Launched as Indie Map!
Bear and Ben also took a stab at this. See the wiki page and GitHub project.
When I have to decide whether to implement a feature in Bridgy, or how to prioritize tasks, I often make assumptions like most indie web sites have an h-card, or PSCs and PSLs never got much traction. I know they’re based on anecdotal evidence, not actual data, but it’s all I have, so I run with it.
Clearly not ideal. I’d love to use real data instead! Here’s a project idea: crawl indieweb sites and generate usage stats for microformats2 classes and other indieweb features.
Tantek and others have proposed a similar Indie ThinkUp idea for more non-technical statistics, e.g. frequency of each post type (post vs reply vs like, etc.), how often you thank people, how often you curse, etc.
Straw man design proposal:
- Seed from IRC_People and maybe all domains that have ever logged into IndieAuth. Don’t even bother spidering, at least to start; just crawl those domains.

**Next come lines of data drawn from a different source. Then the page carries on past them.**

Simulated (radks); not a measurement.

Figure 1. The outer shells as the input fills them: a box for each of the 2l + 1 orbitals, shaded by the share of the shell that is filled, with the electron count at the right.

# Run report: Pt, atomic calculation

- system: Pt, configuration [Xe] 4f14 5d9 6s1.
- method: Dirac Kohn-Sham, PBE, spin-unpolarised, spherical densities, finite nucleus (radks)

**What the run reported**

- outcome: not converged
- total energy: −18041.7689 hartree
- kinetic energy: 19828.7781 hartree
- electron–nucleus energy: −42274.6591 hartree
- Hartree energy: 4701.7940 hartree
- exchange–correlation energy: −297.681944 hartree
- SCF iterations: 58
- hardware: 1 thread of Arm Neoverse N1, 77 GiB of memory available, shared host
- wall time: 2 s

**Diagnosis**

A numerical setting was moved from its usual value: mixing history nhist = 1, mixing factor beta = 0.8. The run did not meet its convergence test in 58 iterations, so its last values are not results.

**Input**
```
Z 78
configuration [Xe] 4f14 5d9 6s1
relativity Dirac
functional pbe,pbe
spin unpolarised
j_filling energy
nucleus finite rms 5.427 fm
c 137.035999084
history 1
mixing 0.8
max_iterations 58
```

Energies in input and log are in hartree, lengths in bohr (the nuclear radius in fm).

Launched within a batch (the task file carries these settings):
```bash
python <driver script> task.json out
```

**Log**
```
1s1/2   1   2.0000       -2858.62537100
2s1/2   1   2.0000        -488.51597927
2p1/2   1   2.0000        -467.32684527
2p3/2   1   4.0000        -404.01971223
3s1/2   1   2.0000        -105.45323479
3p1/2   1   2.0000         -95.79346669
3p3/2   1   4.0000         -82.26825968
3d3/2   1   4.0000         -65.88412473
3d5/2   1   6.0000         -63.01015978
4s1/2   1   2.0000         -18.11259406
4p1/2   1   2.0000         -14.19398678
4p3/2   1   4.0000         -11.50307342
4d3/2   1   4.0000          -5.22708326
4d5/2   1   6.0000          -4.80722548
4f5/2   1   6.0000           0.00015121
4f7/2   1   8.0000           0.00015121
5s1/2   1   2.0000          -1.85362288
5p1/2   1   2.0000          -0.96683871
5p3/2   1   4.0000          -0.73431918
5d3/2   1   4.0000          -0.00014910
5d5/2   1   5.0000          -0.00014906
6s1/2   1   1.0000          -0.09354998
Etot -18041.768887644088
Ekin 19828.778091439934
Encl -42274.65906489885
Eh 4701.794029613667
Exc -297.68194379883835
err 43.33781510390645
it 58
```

- Try to identify the server. (Known, WordPress, etc.)
- Parse every h-entry on the front page and every h-feed linked from the front page.
- Count all instances of mf2 classes. Identify them by the mf2 prefixes: h-, p-, u-, dt-, and e-.
- Aggregate per page and per domain so we can answer questions like what fraction of posts are photo posts? and how many people use syndication links?
- Generate a static html report with simple graphs using D3 or Google Charts or whatever.
- Set up a cron job to do all this once a day or so.
Stretch goals:
@snarfed I really like this idea! I already have too many projects to work on but I’m super tempted.
an unrelated comment from kevin marks on github led me to the 2005 Web Authoring Statistics survey. very much the same spirit as this idea, and way more ambitious. thanks for the prior art kevin!
HTTP Archive is even better, since it’s updated regularly. (The Web Authoring Statistics survey above was one time only, in 2005.)